I need to create multiple pivottables wherein only part that changes is data passed to it. e.g.
Q1 = pd.pivot_table(df1, values='id', index='race', columns='gender', aggfunc='count')
Q2 = pd.pivot_table(df1[df1['state']=='NJ'], values='id', index='race', columns='gender', aggfunc='count')
Q3 = pd.pivot_table(df1[df1['zipcode']=='07030'], values='id', index='race', columns='gender', aggfunc='count')
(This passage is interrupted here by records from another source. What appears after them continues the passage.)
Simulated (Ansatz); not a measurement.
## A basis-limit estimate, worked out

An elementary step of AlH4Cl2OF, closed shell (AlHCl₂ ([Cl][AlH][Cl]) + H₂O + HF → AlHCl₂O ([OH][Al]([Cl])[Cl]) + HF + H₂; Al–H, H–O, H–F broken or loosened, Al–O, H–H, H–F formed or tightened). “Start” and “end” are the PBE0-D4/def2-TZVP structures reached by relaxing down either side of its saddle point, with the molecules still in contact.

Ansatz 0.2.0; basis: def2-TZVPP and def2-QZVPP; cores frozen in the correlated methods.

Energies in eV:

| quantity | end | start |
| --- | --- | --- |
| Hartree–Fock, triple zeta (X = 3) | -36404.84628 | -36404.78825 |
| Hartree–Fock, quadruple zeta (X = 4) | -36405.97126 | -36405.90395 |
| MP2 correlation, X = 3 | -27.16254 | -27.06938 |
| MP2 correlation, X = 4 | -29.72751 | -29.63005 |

Instead of writing each pivot statement multiple times, I would like to create a dictionary of questions:conditions and provide the condition of each question in the argument for pivottable, using a for loop that would look something like this:
filter = {"Q1": "", "Q2":"df1['state']=='NJ'", "Q3":"df1['zipcode']=='07030'" }
for qn, mask in filter.items():
Qx = pd.pivot_table(df1[mask], values='id', index='race', columns='gender', aggfunc='count')
Qx.to_excel('some.xlsx')
Obviously this throws error since mask is read-in as a string. How do you make it read as not a string? Thanks!
CodePudding user response:
You can use the condition alone (and df1.columns to select the entire DataFrame for Q1)
filter = {"Q1": df1.columns, "Q2":df1['state']=='NJ', "Q3":df1['zipcode']=='07030'}